I suppose the difference here would be that you can't use the
"contains" keyword with "opcode" to do partial string matches.  But
that's not nearly as useful with NFSv4 as with protocols with longer,
more complex names and/or many similar names (with roughly the same
purpose) - like SMBv1.

-Ian

On Tue, Jul 6, 2010 at 6:43 PM,  <[email protected]> wrote:
> https://bugs.wireshark.org/bugzilla/show_bug.cgi?id=4975
>
> --- Comment #6 from Guy Harris <[email protected]> 2010-07-06 01:43:27 PDT ---
>> - Allow filtering of operations by name.

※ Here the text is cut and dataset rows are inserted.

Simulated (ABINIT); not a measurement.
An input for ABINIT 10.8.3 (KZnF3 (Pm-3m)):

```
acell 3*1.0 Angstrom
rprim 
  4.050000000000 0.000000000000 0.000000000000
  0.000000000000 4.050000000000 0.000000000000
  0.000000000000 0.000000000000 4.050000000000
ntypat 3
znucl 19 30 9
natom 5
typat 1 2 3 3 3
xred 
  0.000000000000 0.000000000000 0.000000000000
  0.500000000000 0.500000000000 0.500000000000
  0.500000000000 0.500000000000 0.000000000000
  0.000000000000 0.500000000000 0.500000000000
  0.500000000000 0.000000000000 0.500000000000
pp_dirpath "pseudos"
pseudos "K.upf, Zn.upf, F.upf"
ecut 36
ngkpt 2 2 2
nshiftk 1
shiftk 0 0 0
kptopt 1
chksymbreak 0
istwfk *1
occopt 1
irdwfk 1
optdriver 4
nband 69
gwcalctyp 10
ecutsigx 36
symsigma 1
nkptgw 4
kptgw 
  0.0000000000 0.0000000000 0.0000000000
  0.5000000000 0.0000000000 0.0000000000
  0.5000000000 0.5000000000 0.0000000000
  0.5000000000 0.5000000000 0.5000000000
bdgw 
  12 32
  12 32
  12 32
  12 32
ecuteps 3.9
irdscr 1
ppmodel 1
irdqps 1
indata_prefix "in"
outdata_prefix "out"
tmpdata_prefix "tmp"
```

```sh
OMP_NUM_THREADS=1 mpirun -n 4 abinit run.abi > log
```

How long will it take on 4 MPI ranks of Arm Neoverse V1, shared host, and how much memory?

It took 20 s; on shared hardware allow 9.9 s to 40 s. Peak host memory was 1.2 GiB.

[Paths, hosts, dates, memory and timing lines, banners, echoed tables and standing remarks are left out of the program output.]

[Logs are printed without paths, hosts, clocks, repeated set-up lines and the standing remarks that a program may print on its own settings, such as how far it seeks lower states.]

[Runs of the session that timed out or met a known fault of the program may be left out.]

>>   - Now if I want to filter on all OPEN and CLOSE calls, I can set up the
>> filter "nfs.opname==OPEN || nfs.opname==CLOSE", which means I don't have to
>> memorize that OPEN is opnumber 18 and CLOSE is 4, or waste time looking them
>> up.
>
> Or you can just do "nfs.opcode==OPEN || nfs.opcode==CLOSE", which works just 
> as
> well.  (Little-known fact: an integral field with a value_string can be
> compared against the value names as strings.  Other little-known fact; OPEN,
> CLOSE, etc., even without quotes, are treated as strings in a filter
> expression.)
>
> I've checked in a change to eliminate the opcode-as-string fields.